Michelle Schaff of Lake Forest, Illinois says she condensed her daughter Marlene’s studying into three months, but it was intense. Their study of over 50,000 words, which even continued at the dinner table, paid off as the 14-year-old made the top 15 finalists.
“During that time, she forewent her other extracurricular activities, setting aside her art, writing and fencing practice,” Schaff tells FOX Business. “She learned that she can conquer things that seem too challenging to take on and she learned about making choices and sacrifices.”
And while many parents devote their time to their spelling bee champs, they also spent their cash. Schaff, however, says spending a lot of money is not always necessary.
“We spent very little. There are a lot of word lists online and free. You can spend under $100 for a couple of good books, plus a subscription to Merriam Webster Unabridged Online and make it to the finals. Some families hire coaches, though it is not necessary if you have a self-directed child. Some children have a difficult time organizing such a large task, and some families find coaches essential to the experience. They can add a lot of value if you can afford them, but not having a coach will not doom you,” she says.
Taylor says her family got a sponsorship from a local paper that helped fund her son’s trip to the finals. She also raised money through a GoFundMe account so the rest of her family could go and cheer him on.

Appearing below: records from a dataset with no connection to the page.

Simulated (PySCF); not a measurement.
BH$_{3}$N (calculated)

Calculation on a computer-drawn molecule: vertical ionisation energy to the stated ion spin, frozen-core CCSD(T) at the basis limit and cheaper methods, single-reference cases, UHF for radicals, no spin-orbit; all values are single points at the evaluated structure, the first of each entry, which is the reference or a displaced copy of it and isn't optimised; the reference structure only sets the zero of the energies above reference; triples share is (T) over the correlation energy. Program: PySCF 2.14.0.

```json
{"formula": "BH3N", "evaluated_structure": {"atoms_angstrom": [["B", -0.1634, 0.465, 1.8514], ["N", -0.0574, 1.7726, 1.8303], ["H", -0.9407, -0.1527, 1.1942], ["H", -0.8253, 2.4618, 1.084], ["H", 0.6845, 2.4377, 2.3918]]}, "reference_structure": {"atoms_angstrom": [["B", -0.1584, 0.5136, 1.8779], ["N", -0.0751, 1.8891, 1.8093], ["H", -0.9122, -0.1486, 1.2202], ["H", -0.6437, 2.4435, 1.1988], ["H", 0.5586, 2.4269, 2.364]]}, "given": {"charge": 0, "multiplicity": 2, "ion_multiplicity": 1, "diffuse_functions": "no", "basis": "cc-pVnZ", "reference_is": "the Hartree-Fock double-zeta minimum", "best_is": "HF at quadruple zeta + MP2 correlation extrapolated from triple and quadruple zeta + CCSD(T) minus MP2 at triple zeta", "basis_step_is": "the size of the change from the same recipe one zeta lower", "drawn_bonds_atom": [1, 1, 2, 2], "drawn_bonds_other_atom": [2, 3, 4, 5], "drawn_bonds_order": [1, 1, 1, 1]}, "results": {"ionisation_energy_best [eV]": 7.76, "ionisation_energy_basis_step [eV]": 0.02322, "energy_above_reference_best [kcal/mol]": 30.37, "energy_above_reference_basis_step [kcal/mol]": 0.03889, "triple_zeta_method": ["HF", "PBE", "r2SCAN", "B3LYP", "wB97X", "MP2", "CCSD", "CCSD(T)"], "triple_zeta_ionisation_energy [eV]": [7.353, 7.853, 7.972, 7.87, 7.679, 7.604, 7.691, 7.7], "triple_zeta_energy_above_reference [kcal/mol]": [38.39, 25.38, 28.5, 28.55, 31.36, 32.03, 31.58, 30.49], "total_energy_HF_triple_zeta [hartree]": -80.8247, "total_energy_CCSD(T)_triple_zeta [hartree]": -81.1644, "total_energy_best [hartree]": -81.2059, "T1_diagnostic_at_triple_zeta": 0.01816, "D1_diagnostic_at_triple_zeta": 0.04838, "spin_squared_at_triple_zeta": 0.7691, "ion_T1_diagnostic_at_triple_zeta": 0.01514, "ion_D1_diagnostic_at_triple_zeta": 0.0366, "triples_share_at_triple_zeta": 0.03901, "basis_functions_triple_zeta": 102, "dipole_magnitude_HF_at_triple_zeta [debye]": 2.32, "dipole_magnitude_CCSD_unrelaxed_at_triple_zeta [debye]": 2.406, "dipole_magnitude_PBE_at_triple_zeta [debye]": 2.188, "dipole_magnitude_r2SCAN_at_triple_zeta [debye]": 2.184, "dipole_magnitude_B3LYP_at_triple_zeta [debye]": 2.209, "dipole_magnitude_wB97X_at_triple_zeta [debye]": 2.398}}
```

But while there are many models on how to get your children to spelling bee victory, Bailly says there is a deeper mission behind the contest.
“The national contest is just the pinnacle and tip of a very large iceberg, and as we saw last night, the level there is beyond most adults, let alone middle schoolers. So the bee invests a great deal in creating materials that are grade-level appropriate, that teachers can use right in their classrooms,” he says.